| PAST Act Reintroduced in Senate
Friday, May 25, 2018
The Humane Society of the United States (HSUS)-written PAST Act was introduced in the United States Senate Thursday by Senators Mike Crapo (R-Idaho) and Mark Warner (D-Virginia). The HSUS-backed legislation would ban equipment used in competition, eliminate industry enforcement entities and cripple horse shows and the charitable contributions raised at Tennessee Walking Horse events.
The legislation was introduced with cosponsors Jerry Moran (R-Kansas), Richard Blumenthal (D-Connecticut), Susan Collins (R-Maine), Dianne Feinstein (D-California), Steve Daines (R-Montana), Edward Markey (D-Massachusetts), Pat Toomey (R-Pennsylvania), and Claire McCaskill (D-Missouri).
The sponsors and group of cosponsors supporting the HSUS written legislation represent states with very limited if any Tennessee Walking Horse participation and donít include any sponsors from the states with the highest populations of Tennessee Walking Horses, including but not limited to Tennessee, Kentucky, Alabama, Mississippi and Georgia.
The PAST Act has a companion bill in the House of Representatives introduced by U.S. Rep. Ted Yoho (R-Florida). Yoho and the HSUS tried and failed to add the PAST Act as an amendment to the Farm Bill.

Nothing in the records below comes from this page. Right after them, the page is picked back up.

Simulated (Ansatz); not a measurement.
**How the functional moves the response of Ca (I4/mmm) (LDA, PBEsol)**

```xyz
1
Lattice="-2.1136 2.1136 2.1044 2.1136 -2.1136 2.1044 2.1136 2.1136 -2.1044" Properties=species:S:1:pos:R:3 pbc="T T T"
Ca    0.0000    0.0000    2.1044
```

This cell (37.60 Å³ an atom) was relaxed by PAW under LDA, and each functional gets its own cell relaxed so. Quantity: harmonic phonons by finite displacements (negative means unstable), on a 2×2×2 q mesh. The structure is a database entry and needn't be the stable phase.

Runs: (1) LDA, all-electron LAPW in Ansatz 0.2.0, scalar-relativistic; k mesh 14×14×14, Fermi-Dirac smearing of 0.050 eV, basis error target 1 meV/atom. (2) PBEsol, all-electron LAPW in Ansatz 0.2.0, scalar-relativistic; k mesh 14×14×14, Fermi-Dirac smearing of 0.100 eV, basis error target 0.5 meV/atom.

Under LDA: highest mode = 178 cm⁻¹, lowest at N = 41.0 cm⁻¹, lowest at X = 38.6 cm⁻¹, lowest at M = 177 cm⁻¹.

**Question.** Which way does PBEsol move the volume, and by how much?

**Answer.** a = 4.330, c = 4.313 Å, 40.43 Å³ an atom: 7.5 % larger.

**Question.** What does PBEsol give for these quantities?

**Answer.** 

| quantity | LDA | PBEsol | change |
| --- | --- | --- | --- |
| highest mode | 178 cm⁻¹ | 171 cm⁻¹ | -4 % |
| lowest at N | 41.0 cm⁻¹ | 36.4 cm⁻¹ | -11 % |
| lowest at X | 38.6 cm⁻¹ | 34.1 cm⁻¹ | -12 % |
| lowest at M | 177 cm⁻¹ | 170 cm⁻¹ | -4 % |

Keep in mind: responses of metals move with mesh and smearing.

The HSUS also had U.S. Rep. Tom Marino from Pennsylvania and Steve Cohen, a democrat in Tennessee, issue an amendment to the Farm Bill that would have forced the USDA to publish its rule that mirrors closely the PAST Act. That amendment also failed in rules committee.
U.S. Rep. Scott DesJarlais has introduced legislation championed by the industry that would put in place independent oversight, objective, science-based testing to eliminate soring and stiff penalties that would prevent habitual offenders from competing in Walking Horse events. This legislation was also introduced in the previous Senate by U.S. Sen. Lamar Alexander (R-Tennessee) and Senate Majority Leader Mitch McConnell.
It is unclear if Alexander and McConnell will reintroduce their version of the legislation in this Senate.
The HSUS has been extremely persistent in championing the need for the PAST Act, even though it would devastate shows that have both pleasure and performance horses and make it virtually impossible for small shows in rural areas to continue. The elected officials who have an understanding of the breed and clear understanding of the need for a change in the inspection process have failed to support the HSUS-written legislation.